Broker 7.1 on AIX 5.3: Slow Startup time. Do you use AIX/Bkr

If you are running Broker 7.1 on AIX, I’d be interested to hear if you’ve ever faced this problem.
I’d also be interested to hear from anyone using this combination who has this working just fine. Is there anyone?

When we initially installed Broker, it would startup in 4 seconds. About 2 weeks ago the startup time in all of our environments suddenly went up. We’re now averaging 18-30 minutes for a startup. Obviously, this presents problems in our HA environments. The Clustering software is configured to only waits 30 seconds before going into error.

We’re working w/ support on this, but are not coming to a solution.
We’ve gone so far as to do a complete reinstall and still see the issue.

This is happening in environments where we have had a firmware upgrade to the OS (patches) applied, but also in environments where we’ve had no patches/upgrades applied.

We have resolved this issue.
This was due to the behavior of Broker when it’s ulimit on file descriptors is set to unlimited. The Startup is performing a routine to close open file descriptors from 0 up to the ulimit value. When this ulimit value is set, this is quick, but when it is unlimited, the routine goes on until it runs out of possible values, which we stopped looking after it hit 40 million.

The problem is caused by two contributing items.

  1. The id we are running on has it’s ulimit values set to unlimited.
  2. The S45Broker script sets a ‘ULIMIT_CMD’ variable to ‘ulimit -H 8192’, which, if executed as a command would set the file descriptors value to be limited to 8192. However, the S45Broker script never actually executes the variable, so it’s never set.

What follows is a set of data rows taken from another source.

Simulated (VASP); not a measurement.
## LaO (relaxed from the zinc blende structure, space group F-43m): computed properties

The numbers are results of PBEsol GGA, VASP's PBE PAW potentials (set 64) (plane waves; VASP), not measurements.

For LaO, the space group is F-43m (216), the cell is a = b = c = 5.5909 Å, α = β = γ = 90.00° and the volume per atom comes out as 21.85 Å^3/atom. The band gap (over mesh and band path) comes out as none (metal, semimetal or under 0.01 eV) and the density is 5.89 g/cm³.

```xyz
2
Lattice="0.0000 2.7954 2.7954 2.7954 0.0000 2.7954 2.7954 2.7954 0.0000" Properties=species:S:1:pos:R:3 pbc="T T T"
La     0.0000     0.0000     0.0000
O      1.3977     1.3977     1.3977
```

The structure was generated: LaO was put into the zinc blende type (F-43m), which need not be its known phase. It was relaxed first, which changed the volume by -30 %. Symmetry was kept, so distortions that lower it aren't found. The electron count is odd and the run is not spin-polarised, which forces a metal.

While we are verifying this, it appears this issue could appear in any Unix based system. They all use the ulimit setting.

We corrected this by editing the S45Broker script to execute the ULIMIT_CMD.
Another fix would have been to set our ID’s ulimit for file descriptors to 8192, or something that is not unlimited.

Why did this take a couple of weeks to show up?
When we initially setup on the environment, the unix id we were running under was using the sytem’s default limits, which had limits for fileDescriptor. This was later changed so that all of the ulimit values would be unlimited.

How to tell if you’ll have this problem?
From the ID you plan to run Broker under, find out the hard and soft ulimit values.
ulimit -a give you the soft limits
ulimit -a -H gives you the hard limits that cannot be exceeded.

If the filedescriptors is coming back unlimited, AND the S45Broker script has not been corrected to execute the ULIMIT_CMD, you will have this long startup time problem.